FRANK STELLA 12/05/1936- 04/05/2024

Frank Stella, a prominent Italian-American artist, played a fundamental role in the artistic movement known as “post-abstract painting”. His work anticipates numerous elements of minimalism, a fact that has led some to consider him a minimalist, despite the fact that most of his subsequent works do not strictly adhere to this current.

Born in Malden, Massachusetts, to parents of Italian origin, Stella attended Phillips Academy in Andover, Massachusetts, before graduating in history at Princeton University. His first visits to New York art galleries had a significant impact on his artistic development, and his work was influenced by the abstract expressionism of Jackson Pollock and Franz Kline.

After moving to New York in 1958, Stella reacted against the expressive use of painting by most of the painters of the abstract expressionist movement. Instead, he was attracted to the “flat” surfaces of Barnett Newman’s work and Jasper Johns’ “target” paintings. He began to produce works that emphasized the image as an object, rather than the image as a representation of something, whether it is something in the physical world, or something in the emotional world of the artist.

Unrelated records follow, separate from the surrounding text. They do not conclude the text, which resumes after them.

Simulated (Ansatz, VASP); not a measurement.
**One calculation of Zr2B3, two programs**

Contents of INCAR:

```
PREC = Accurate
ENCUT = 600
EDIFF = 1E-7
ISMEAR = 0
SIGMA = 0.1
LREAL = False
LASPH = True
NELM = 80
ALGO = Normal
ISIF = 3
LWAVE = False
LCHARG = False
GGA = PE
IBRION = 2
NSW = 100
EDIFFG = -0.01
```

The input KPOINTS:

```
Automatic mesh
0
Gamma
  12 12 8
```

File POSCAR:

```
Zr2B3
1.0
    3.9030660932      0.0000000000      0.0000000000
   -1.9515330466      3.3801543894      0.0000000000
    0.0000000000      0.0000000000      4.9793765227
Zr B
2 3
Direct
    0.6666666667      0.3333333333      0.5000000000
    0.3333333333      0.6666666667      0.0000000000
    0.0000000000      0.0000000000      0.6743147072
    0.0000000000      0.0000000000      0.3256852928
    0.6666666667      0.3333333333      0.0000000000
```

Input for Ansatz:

Over the course of his career, Stella continued to reinvent himself through consecutive bodies of work. He introduced more colors and reliefs into his paintings, while also moving towards “shaped canvas” painting. In 1970, the Museum of Modern Art in New York presented a retrospective of Stella’s work, making him the youngest artist to receive one.

In 2009, Frank Stella was awarded the National Medal of Arts by President Barack Obama.